How Ancient Rome Defeated Donald Trump
Did the Donald Trump presidency create a constitutional crisis? Will it continue to do so until Inauguration Day, or even after? For the most part, questions like that are best left to legal scholars (and Bloomberg Opinion has three of the best: Noah Feldman, Stephen Carter and Cass R. Sunstein).
But there are other people to turn to, some of them dead for more than two milleniums. That’s the view of Tom Ricks, anyway. Ricks is best known as a military correspondent, part of Pulitzer Prize-winning teams at both the Wall Street Journal and the Washington Post, and as the author of “Fiasco: The American Military Adventure in Iraq, 2003 to 2005.”
But his latest book involves a much older war, the American Revolution, and how the founding fathers used ancient thinking to forge a new kind of nation. It’s called “First Principles: What America's Founders Learned from the Greeks and Romans and How That Shaped Our Country.” Here is a lightly edited transcript of a talk I had with Ricks, who currently teaches history at Bowdoin College in Maine.
TOBIN HARSHAW: Where do we start? With the founders, I guess. In the book, you explain a bit about why you wanted to go back to classical sources that you hadn’t read since school. Did current events give you some impetus?
TOM RICKS: Sure, it goes back to the day after the presidential election of 2016. I woke up in the morning and said to myself, “I don’t understand what happened last night. I don’t understand why people would put a person like Donald Trump in the presidency. Clearly, some people have a different conception of this country, and Donald Trump has a different sense of the presidency, than I do.”
So, you go back to first principles. I went downstairs and took my old copy of Aristotle’s “Politics” off the shelf, and reread it in the context of the election. Immediately, I found it interesting. For example, as an aside, Aristotle says that oligarchies are the least stable form of government — and that intrigued me, because it cast a new light on the Trump administration.
That led me to other ancient Greek philosophy and history, and then I found myself turning more and more toward Rome, because I saw that’s where the founding fathers had gone.

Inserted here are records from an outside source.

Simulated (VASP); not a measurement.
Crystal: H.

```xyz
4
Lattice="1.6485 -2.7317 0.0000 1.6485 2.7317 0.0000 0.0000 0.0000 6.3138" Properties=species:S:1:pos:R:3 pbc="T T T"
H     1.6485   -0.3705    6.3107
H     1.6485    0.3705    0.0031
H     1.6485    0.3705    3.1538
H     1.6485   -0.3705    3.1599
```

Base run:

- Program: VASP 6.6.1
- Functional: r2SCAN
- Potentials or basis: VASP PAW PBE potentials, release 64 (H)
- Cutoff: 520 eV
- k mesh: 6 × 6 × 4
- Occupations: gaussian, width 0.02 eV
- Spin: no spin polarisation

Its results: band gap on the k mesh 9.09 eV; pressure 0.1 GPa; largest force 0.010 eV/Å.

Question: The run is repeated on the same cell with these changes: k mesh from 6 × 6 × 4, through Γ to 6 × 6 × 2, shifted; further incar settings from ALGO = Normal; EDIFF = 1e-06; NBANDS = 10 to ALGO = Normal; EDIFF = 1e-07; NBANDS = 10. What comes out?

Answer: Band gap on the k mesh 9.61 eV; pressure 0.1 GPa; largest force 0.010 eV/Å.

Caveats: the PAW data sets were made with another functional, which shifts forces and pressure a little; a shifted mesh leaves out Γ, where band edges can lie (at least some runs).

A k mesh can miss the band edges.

That then led me to the Enlightenment’s interpretations of Roman history. Montesquieu invented the idea of the liberal democratic state — tolerant, with the rule of law and with civil liberties such as freedom of opinion, and a division of power, and trying to balance equality and liberty — and he was hugely influenced by studying the Romans. And that led me to the Scottish Enlightenment, and its role in the founding of America.